One of the inspirations that led to Bob Salmon inventing the Mini Transat in about 1976 was the burgeoning costs of the O.S.T.A.R. From that race’s invention and first edition in 1960, it had exploded to the point where the boats, and equipment, were light years past the budgets of the average bear. The first O.S.T.A.R. had five boats with everyone sailing “what they brung,” boats they already owned. The second, in 1964, had fifteen entries and thirteen finishers. This second race signified the beginning of the end of the O.S.T.A.R. as the five pioneers saw it. Won by a young French Navy officer, Eric Tabarly, in a custom-built 44-footer, defeating all the original five, who came back to show the first race was not a fluke. Tabarly blitzed the track, finishing in 27 days versus Chichester’s 40, four years previous.
By 1976, the fleet had grown in numbers and size of boats: 125 entries and two boats over 100 feet, one of which was a mere 236 feet, both skippered, of course, by Frenchmen, Tabarly winning again in 23 days in a 70-footer. Salmon sailed in the 1972 race, and one imagines he was flabbergasted at the vertical trajectory of the race, sizes of custom boats and budgets. Lo the Mini Transat was born.
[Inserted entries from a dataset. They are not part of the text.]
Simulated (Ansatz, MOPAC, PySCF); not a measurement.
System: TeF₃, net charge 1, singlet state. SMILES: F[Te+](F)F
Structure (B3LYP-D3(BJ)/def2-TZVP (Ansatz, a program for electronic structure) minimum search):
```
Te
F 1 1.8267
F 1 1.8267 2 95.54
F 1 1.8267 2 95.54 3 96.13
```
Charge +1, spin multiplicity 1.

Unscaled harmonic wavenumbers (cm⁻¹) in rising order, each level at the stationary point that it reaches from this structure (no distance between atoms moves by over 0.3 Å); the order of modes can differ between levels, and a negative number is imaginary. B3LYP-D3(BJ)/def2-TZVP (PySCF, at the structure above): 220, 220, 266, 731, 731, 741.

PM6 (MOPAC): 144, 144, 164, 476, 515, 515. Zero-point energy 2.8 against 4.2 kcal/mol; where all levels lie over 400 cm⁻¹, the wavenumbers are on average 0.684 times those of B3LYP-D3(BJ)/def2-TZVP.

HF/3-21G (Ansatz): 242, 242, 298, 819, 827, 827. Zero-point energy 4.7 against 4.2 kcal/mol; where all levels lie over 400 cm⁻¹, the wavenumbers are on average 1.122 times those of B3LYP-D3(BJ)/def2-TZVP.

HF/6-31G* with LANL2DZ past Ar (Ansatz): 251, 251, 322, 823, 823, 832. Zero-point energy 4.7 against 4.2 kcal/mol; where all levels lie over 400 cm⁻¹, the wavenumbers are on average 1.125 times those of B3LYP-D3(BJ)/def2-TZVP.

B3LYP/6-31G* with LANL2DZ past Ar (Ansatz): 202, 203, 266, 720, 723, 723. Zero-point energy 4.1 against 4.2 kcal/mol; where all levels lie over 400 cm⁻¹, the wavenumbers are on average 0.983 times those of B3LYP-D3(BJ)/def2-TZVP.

Well, what goes around comes around. “It” has happened again. As originally conceived, the Mini Transat was a race populated by modified production boats. Today, the Mini Transat has gone full O.S.T.A.R. with new custom boats in the 250,000, 300,000-euro range, foils, autoclave carbon mini monsters, all fully sponsored and largely French. Though in this current race there is one American and interestingly a Russian entrant, Irena Gracheva. Glasnost redux. Irena would be the first Russian entry, except she was in the 2019 race, until her rig fell down.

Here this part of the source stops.